But buying your dream grey-market car isn’t as simple as finding a ’91 model on Goo-net, and then shipping it in a container. Listen to Brian Jannusch, sales manager at International Vehicle Importers from Ontario, Calif, a company that sells grey-market cars and handles all the bureaucratic hurdles to make them compliant.
“A common misconception is that all 1991 cars are eligible for import at once,” said Jannusch. “For example, a car manufactured in June of 1991 is not eligible for import until June of 2016.”
There’s also a myriad of paperwork needed to bring the car in and register it in your state, including customs entry forms, DOT and EPA entry documents, which you can handle yourself or rely on a registered importer. “When beginning the search for a grey-market car we stress the importance of working with a reputable importer with a proven track record,” Jannusch says. “There are a lot of things that can go wrong if important details are overlooked which could cause your car to be refused entry to the U.S. or cause extensive delays.”
The same regulations also apply to cars from Canada, unless it’s a model identical to a model certified in the United States, where you can obtain a letter of compliance from the manufacturer.
Unfortunately for those of us who live in California, there’s the additional hurdle of making it CARB compliant. Jannusch recommends a car that’s “near stock and in 100 percent perfect running order,” which is then sent to a lab for further emissions modifications. “We have worked out a deal with the lab that does the work to give our customers a substantial discount. With a previous price tag of around $15,000 we can now offer compliance work to our customers for right around $10,000.”

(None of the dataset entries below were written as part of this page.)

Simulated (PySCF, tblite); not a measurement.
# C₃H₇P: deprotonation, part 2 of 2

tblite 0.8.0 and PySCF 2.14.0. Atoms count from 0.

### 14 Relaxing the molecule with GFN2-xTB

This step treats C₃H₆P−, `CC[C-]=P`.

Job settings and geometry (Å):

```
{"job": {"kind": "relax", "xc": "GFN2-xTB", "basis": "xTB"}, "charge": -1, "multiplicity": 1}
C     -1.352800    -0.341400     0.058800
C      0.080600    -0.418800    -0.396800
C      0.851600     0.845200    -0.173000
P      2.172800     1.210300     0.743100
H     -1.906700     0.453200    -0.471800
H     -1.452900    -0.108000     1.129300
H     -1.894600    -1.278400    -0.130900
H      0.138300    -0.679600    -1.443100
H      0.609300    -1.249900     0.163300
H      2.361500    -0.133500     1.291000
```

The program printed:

One tip about importing from Japan–throw out your definition of “low mileage,” because cars there don’t get a lot of highway miles, especially if they’re from a metropolitan area. So that “cherry” 90,000-mile car from Tokyo might have racked up the miles those slogging through gridlocked Shinjuku traffic, getting heat soaked in sweltering summer weather with 90 percent humidity.
Still willing to take a plunge? Here are some collectible cars now legal for import for 2016, both from Japan and Europe. These cars have either lived theirs years in relative obscurity, or have only started to appreciate, making them relatively affordable.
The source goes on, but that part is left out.